“In the most chivalrous way, the German Government has excluded from the percentage stipulations those Jews who have fought for Germany at the front, or who have lost a son or a father in the war” (Document Book 1, Page 153a).

In his speech at the Kroll Opera House Rosenberg gave the reason for this measure, saying that there was no intention thereby to discriminate against a whole people, but that it was necessary for our younger German generation, who for years had had to starve or beg, now to be able to obtain bread and work too. But despite his strong opposition to the Jews he did not want the “extermination” of Jewry, but advocated as the nearest aim the political expatriation of Jews, that is, through classifying them by law as aliens and giving them protection as such. In addition, he granted to the Jews a percentage access to nonpolitical professions, which still by far exceeded the actual percentage of Jews in the German population. Of course, his final aim was the total emigration of the Jews from Aryan nations. He had no understanding and appreciation of how great a loss to the Aryan nations themselves such an emigration would be in cultural, economic, and political respects. But one will have to admit that he believed that such an emigration would prove useful for the Jews themselves, first, because they would be set free from all anti-Semitic attacks, and also, because in their own settlement area they might live unhampered and according to their own ways.
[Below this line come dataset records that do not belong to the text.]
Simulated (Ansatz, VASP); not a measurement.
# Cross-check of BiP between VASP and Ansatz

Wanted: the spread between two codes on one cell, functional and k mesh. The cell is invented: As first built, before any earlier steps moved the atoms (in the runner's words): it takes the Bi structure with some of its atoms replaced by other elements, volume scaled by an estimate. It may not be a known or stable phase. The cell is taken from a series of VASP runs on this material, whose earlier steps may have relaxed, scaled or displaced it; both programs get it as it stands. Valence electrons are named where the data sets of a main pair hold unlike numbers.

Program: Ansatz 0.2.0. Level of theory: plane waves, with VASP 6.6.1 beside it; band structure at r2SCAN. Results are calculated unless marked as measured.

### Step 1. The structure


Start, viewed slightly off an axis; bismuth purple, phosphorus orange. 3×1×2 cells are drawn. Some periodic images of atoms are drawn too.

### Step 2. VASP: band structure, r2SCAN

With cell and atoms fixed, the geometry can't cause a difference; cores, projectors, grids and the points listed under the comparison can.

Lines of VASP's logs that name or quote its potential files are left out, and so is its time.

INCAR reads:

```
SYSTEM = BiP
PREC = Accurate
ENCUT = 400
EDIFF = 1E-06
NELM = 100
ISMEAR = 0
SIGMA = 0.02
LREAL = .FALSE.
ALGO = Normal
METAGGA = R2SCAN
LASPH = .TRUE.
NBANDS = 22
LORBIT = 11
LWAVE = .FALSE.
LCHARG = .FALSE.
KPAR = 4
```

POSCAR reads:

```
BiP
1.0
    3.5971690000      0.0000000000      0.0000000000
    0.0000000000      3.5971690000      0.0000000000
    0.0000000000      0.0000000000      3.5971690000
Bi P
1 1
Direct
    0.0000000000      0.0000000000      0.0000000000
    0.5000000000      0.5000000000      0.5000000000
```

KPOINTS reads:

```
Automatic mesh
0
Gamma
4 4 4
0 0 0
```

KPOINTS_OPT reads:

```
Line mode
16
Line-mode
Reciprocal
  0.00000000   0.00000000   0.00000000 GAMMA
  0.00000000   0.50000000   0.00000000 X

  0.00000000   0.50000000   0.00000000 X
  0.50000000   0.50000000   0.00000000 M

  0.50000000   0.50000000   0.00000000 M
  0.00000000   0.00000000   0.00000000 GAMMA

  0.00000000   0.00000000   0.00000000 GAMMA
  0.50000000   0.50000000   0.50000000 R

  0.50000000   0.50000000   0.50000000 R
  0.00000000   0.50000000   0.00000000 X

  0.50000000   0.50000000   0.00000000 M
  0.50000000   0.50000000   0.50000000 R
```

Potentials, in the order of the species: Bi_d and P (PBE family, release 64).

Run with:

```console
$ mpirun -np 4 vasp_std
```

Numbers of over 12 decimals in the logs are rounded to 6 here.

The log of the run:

The dreadful development which the Jewish question took under Hitler, which he justified as being a reaction against the policy pursued by emigrants, was never more regretted by anyone than by Rosenberg himself, who blames himself for not having protested against the attitude of Hitler, Himmler, and Goebbels as firmly as he protested against Koch’s actions in the Ukraine. Nor does Rosenberg hesitate to admit that his suggestion to Hitler to shoot 100 Jews instead of 100 Frenchmen after the recurring murders of German soldiers was an injustice born of a momentary feeling—despite his belief in its formal admissibility—because, from the purely human standpoint, the real basis for such a suggestion was lacking, namely, the active participation of those Jews.

I have returned to this case again, as in my opinion it is the only instance where Rosenberg desired retribution by the death of Jews. On the other hand, one must insist with the greatest emphasis that there is no proof of Rosenberg’s having been aware of the extermination of five million Jews. The Prosecution accuses him of making preparations for an anti-Semitic congress as late as 1944, which did not take place only because of the course of the war. What point could such a congress have had, had Rosenberg known that the majority of the Jews in Europe had been exterminated already?

Rosenberg had no faith in democracy, because in Germany it led to a splitting up into numerous parties and a constant change of government, and finally made the formation of an efficient government impossible. Another reason for his not having faith in democracy was that non-German democratic powers did not stand by their democratic principles in certain cases where they might have been of benefit to Germany, for instance in 1919, when Austria was willing to be incorporated in Germany, and later on at the plebiscite in Upper Silesia. But Rosenberg did not for that reason turn toward tyranny. In connection with Paragraph 25 of the Party Program he said in his comments, on Page 46:

“This central power”—referring in this case to the Führer’s power—“should have as advisers representatives of the people as well as those councils which had evolved in the course of time” (Document Book 3, Page 6).

And in his speech in Marienburg on 30 April 1934 on the state of the German Order, he said that the National Socialist State must be “a monarchy on a republican foundation.” I quote:

“From that standpoint the State will not become a deified end in itself, neither will its leader become a Caesar, a God, or a deputy of God” (Document Book 1, Page 131).

In his speech on German law of 18 December 1934, Rosenberg stressed:

“In our eyes the Führer is never a tyrannical commander” (Document Book 1, Page 135). Only in such terms was a protest against the development of tyranny possible.